Close to the Syrian border, the monumental temple complex of Baalbek is one of the largest remaining Roman structures in the world and a UNESCO World Heritage site. On a winter day during the Lebanese revolution with very few other visitors, it was a stunning experience to visit the Roman temples in Baalbek.
When we arrive at the iconic Hotel Palmyra in Baalbek, old men in overcoats are warming themselves at the gas stove. The Hotel Palmyra is the oldest hotel in town. Even the German Kaiser Wilhelm II stayed here when he visited the Holy Land back in 1898. The charming grand lobby appears rather unchanged since then.
We have come to Baalbek using several minibuses from Beirut. It is already noon by the time we arrive and we are eager to explore the famous Baalbek we can already see opposite the hotel entrance. But first, we search the tiny village of Baalbek for some food – eventually ending up with an espresso and an Ülker chocolate bar at a kiosk. Another customer orders two hot teas, lengthily deliberating.
“Umm, no, no black tea, I think I would prefer the lemon verbena herb tea”
Which happens to be on the top shelf and quite difficult to reach for the elderly vendor …
Enormous Roman temples
Just behind the entrance to the Roman temples of Baalbek some flights of stairs lead to the main buildings – the huge Roman temple took up the site of ancient settlements, the remains of which were already rising several meters above the ground.
It takes us quite a while just to explore the propylaea and the courtyards – carved columns and niches everywhere. The main courtyard alone, with remains of huge altars and wash basins, is about the size of a football field.
Finally, a further flight of stairs goes up to the main temple of Jupiter Optimus Maximus Heliopolitanus, where some impressive 20 m high columns are still standing. The temple walls were so strong and stood so high above the valley that later Islamic dynasties used the temple as a fortress, adding moats and further fortifications.

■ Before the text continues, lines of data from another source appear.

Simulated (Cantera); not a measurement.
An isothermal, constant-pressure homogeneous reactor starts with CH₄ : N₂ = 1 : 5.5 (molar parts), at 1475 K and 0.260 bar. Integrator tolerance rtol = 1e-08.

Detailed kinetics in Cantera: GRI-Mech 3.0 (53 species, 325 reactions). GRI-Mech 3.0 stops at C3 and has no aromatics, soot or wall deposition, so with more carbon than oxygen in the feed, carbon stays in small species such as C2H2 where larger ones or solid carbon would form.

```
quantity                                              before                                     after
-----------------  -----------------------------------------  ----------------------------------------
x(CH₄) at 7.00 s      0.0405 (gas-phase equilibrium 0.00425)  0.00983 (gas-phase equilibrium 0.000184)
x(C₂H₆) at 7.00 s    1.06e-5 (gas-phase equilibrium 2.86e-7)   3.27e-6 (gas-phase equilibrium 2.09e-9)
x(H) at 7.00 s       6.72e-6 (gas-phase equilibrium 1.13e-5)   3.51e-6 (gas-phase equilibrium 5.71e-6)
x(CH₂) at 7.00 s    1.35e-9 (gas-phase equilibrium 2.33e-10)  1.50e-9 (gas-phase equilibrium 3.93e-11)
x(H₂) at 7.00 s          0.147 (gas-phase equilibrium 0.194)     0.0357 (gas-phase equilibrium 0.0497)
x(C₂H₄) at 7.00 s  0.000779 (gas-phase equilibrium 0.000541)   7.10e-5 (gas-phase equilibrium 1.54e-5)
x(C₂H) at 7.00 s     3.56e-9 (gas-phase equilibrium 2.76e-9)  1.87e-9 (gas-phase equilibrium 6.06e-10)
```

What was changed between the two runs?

Wilhelm II and the Baalbek temples
Next to the Jupiter temple we explore another, even better preserved temple. The walls of the cella are surrounded by enormous columns. Inside this so-called Temple of Bacchus, there’s a memorial plaque which Sultan Abdul-Hamid II had made to commemorate the German emperor’s visit to the Baalbek temples. Wilhelm II was so impressed by the ruins that he contributed large amounts of money and manpower to their excavation.
To this day, German archaeologists are active on the various Roman temples in Baalbek. They also set up a very informative museum in the basement rooms of the Jupiter Temple, displaying more finds, old photographs and a lot of background information.
By the time we are back in the Palmyra hotel, the event that all those old men (and very few women) had been attending has ended. Most are still in the hotel lobby discussing important issues – it seems. So, what was it about? “Oh, how do you say that in English,” a greying gentleman ponders. “You know, about our uprising!”
How to get to the Roman temples in Baalbek on public transport from Beirut
From our hotel in Hamra (Beirut) we took a public bus (1000 LBP) to the Kola bus station. Next, we went by minibus to Chtoura where we changed into another minibus to the Roman temples in Baalbek. From Kola the journey took about two hours and cost 10,000 LBP per person (around 6 €).
Accommodation in Baalbek
If you have an early start you can easily visit the Roman ruins of Baalbek as a day trip from Beirut even on public transport. We totally enjoyed our one-night stay at the famous Palmyra Hotel in Baalbek. There was no hot water and a somewhat unreliable heating and electricity system, though. Nevertheless, staying there we could visit other sights in the region the next day.
Note: We were not sponsored in any way or received money or other benefits for and during our trip to Lebanon. All expenses were fully paid by ourselves.